Behind Enemy Lines: Cowboys, Part I

In Part of this week's "Behind Enemy Lines," Roy Philpott of throws his Vikings questions to Think Adrian Peterson was one of the subjects?

Roy Philpott: Did you have any indication to think Adrian Peterson would have the kind of success he's had through this point in the season?

Tim Yotter:
There have been indications throughout the offseason and the start of the regular season that he could become a 1,000-yard back even in a split-time role. The key, however, was if he would stay healthy and get enough carries to make a huge impact, and he did exactly that on Sunday at Soldier Field. The offensive line had their best game since the zone blocking schemes were implemented last year and Peterson is simply a guy that can exploit a hole and turn it into a touchdown. He really does have it all – speed, size, vision. We have to see how he progresses on pass protection this week against the 3-4 defense of the Cowboys, so it wouldn't surprise me to see Chester Taylor in there as much as Peterson just to have that blocking experience.

RP: Is Peterson a dangerous threat through the air?

Although he caught very few passes at Oklahoma, he has shown no problems with catching the ball out of the backfield and I think they'd be wise to do that even more, as he is very elusive once he gets in space. However, the few times he has been lined up wide, he has come in motion to fake the reverse, so we haven't seen yet if he will be sent on any deep routes.

RP: The Vikings are near the bottom of the NFL in passing offense through the first five games of the season. What's wrong there and talk about Tarvaris Jackson? What kind of skills does he bring to the table as a starting quarterback?
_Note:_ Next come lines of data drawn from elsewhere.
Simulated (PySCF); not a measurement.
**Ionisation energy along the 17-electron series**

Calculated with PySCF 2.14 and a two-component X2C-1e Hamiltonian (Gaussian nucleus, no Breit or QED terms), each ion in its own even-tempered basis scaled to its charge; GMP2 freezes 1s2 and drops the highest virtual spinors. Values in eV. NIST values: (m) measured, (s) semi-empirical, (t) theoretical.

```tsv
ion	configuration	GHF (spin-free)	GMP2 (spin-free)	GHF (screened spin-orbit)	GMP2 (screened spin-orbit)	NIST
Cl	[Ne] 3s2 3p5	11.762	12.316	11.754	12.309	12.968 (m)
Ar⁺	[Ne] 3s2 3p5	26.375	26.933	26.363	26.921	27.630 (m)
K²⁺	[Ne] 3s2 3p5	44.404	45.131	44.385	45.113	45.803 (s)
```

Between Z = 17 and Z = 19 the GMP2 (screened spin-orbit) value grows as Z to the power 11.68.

They are ranked 28th in pass defense largely because of the inexperience at the skill positions, including quarterback, although veteran backup Kelly Holcomb didn't experience much success in his two games filling in for Jackson when he was injured. They just aren't quite in sync with the passing offense yet. They are young and in a fairly complex offense and don't have a true No. 1 receiver – mostly No. 3-type guys with the exception of Sidney Rice, who could eventually should develop into a No. 2 or maybe No. 1. But so far, they need to get the passing game on track because the opportunities are there with defenses usually cheating toward the line to stop the run.

RP: On Peterson's two long touchdown runs last week, was that more of him and his natural ability or was that a result of the play of the Vikings' offensive line?

The offensive line was giving him a chance to gain 10 yards, and after that it was all him and some downfield blocking by the receivers. He set up the blocks at the line of scrimmage beautifully and then bounced the run to where the hole was. After that, once in space, he has a good change of direction for a big guy and can make a lot of people miss and take bad angles.

RP: With the talent currently on this team and with the overall lack of playoff-caliber teams in the NFC, do you believe the Vikings can make the playoffs this year?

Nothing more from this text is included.